The Division Bench of Justice  G.S.Patel and Justice  Kamal Khata  made the above observation while disposing a Public Interest Litigation (PIL) field seeking direction to the Respondents to take immediate steps for the conservation and protection of Panje-Dongri Wetlands comprising of 124 ha. as a unique bird habitat and as a ‘Protected Area’ under the Wildlife (Protection Act), 1972.

The land in question is within the jurisdictional area of City and Industrial Development Corporation of Maharashtra (CIDCO), a special planning authority in whom the land is vested. 

Section 18 and Section 36A of the WLP Act read as follows: 

“18. Declaration of sanctuary 

(1) The State Government may, by notification, declare its intention to constitute any area other than an area comprised within any reserve forest or the territorial waters as a sanctuary if it considers that such area is of adequate ecological, faunal, floral, geomorphological, natural or zoological significance, for the purpose of protecting, propagating or developing wild life or its environment. 

(2) The notification referred to in sub-section (1) shall specify, as nearly as possible, the situation and limits of such area. 

Explanation: For the purposes of this section it shall sufficient to describe the area by roads, rivers, bridges or other well known or readily intelligible boundaries. 

36A. Declaration and management of a conservation reserve 

(1) The State Government may, after having consultations with the local communities, declare any area owned by the Government, particularly the areas adjacent to National Parks and sanctuaries and those areas which link one protected area with another, as a conservation reserve for protecting landscapes, seascapes, flora and fauna and their habitat:  

PROVIDED THAT where the conservation reserve includes any land owned by the Central Government, its prior concurrence shall be obtained before making such declaration. 

(2) The provisions of sub-section (2) of section 18, subsections (2), (3) and (4) of section 27, sections 30, 32 and clauses (b) and (c) of section 33 shall, as far as may be, apply in relation to a conservation reserve as they apply in relation to a sanctuary .
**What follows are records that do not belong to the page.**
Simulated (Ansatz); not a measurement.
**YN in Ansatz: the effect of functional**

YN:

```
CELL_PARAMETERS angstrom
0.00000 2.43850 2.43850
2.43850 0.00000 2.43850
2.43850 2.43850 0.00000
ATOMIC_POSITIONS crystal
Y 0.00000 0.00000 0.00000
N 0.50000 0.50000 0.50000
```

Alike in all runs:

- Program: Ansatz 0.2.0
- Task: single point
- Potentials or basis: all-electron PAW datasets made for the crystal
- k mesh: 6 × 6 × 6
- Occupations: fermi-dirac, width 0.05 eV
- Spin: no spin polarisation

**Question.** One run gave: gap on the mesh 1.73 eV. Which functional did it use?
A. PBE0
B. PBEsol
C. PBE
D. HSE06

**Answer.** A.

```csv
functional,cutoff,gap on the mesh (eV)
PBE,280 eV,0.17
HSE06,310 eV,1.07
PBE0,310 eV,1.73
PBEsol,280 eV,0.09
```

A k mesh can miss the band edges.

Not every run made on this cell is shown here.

“Maharashtra has its own complex of national parks, sanctuaries, and tiger conservation areas and the Government can surely be no stranger to the requirements or to the satisfaction necessary for such a declaration. But the point is that the satisfaction must be of the Government. We do not see, despite saying all of this, how a Writ Court can possibly compel the Government to decide this in a particular manner. We do not see how we can send a message to the Government that we are satisfied with the material and therefore the Government must now decide depending upon our satisfaction. That would literally put the administrative cart before the judicial horse. We are doing nothing of the kind”, the Bench observed.

The Court permitted the Petitioners time of three weeks to submit an appropriately framed representation to the Joint Secretary of Revenue and Forests Department. The Court clarified  that since the matter comes to the authority from the Court  it is not an acceptable answer to say that no decision can be taken. Either the representation must be accepted in whole or in part or it must be rejected.